Commit Graph

10 Commits

Author SHA1 Message Date
Shuai Xue a9bc651453 ACPI: APEI: explicit init HEST and GHES in apci_init
ANBZ: #461

cherry-picked from https://lore.kernel.org/linux-arm-kernel/20220122052618.1074-1-xueshuai@linux.alibaba.com/

From commit e147133a42 ("ACPI / APEI: Make hest.c manage the estatus
memory pool") was merged, ghes_init() relies on acpi_hest_init() to manage
the estatus memory pool. On the other hand, ghes_init() relies on
sdei_init() to detect the SDEI version and (un)register events. The
dependencies are as follows:

    ghes_init() => acpi_hest_init() => acpi_bus_init() => acpi_init()
    ghes_init() => sdei_init()

HEST is not PCI-specific and initcall ordering is implicit and not
well-defined within a level.

Based on above, remove acpi_hest_init() from acpi_pci_root_init() and
convert ghes_init() and sdei_init() from initcalls to explicit calls in the
following order:

    acpi_hest_init()
    ghes_init()
        sdei_init()

Signed-off-by: Shuai Xue <xueshuai@linux.alibaba.com>
Signed-off-by: Rafael J. Wysocki <rafael.j.wysocki@intel.com>
Reviewed-by: Baolin Wang <baolin.wang@linux.alibaba.com>
Reviewed-by: luanshi <zhangliguang@linux.alibaba.com>
2022-08-01 12:22:20 +00:00
Liguang Zhang d412797466 anolis: ACPI / APEI: restore interrupt before panic in sdei flow
ANBZ: #402

When hest acpi table configure Hardware Error Notification type as
Software Delegated Exception(0x0B) for RAS event, OS RAS interacts with
ATF by SDEI mechanism. On the firmware first system, OS was notified by
ATF sdei call.

The calling flow like as below when fatal RAS error happens:

ATF notify OS flow:
  sdei_dispatch_event()
    ehf_activate_priority()
      call sdei callback  // callback registered by OS
    ehf_deactivate_priority()

OS sdei callback:
  sdei_asm_handler()
    __sdei_handler()
      _sdei_handler()
        sdei_event_handler()
          ghes_sdei_critical_callback()
            ghes_in_nmi_queue_one_entry()
              /* if RAS error is fatal */
              __ghes_panic()
                panic()

If fatal RAS error occurred, panic was called in sdei_asm_handle()
without ehf_deactivate_priority executed, which lead interrupt masked.
If interrupt masked, system would be halted in kdump flow like this:

arm-smmu-v3 arm-smmu-v3.3.auto: allocated 65536 entries for cmdq
arm-smmu-v3 arm-smmu-v3.3.auto: allocated 32768 entries for evtq
arm-smmu-v3 arm-smmu-v3.3.auto: allocated 65536 entries for priq
arm-smmu-v3 arm-smmu-v3.3.auto: SMMU currently enabled! Resetting...

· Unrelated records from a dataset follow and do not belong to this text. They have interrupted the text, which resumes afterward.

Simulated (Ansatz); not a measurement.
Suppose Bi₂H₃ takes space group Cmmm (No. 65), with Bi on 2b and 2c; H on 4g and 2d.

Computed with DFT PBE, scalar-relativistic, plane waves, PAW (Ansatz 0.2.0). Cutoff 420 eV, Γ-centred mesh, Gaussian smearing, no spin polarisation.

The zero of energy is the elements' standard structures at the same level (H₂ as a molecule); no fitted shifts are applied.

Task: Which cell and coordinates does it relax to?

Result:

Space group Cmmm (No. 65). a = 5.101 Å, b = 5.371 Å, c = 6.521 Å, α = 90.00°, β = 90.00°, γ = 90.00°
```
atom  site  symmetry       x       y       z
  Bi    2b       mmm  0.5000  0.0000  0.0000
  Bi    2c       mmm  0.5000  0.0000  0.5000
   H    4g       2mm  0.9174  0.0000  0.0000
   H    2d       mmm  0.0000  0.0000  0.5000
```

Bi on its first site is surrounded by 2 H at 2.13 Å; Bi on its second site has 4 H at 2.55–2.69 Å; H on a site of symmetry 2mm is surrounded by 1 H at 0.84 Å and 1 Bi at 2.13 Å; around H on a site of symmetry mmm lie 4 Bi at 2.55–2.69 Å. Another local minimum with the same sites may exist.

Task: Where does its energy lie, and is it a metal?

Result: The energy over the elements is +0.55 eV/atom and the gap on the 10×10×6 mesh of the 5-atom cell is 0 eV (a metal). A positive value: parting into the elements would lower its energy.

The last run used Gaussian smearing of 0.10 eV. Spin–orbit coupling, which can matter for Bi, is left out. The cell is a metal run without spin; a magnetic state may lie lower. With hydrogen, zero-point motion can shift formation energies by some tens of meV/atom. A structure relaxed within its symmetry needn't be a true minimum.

After debug, we found accurate halted position is:
arm_smmu_device_probe()
  arm_smmu_device_reset()
    arm_smmu_device_disable()
      arm_smmu_write_reg_sync()
        readl_relaxed_poll_timeout()
          readx_poll_timeout()
            read_poll_timeout()
              usleep_range() // hrtimer is never waked.

So interrupt should be restored before panic otherwise kdump will trigger
error. In the process of sdei, a SDEI_EVENT_COMPLETE_AND_RESUME call
should be called before panic for a completed run of ehf_deactivate_priority().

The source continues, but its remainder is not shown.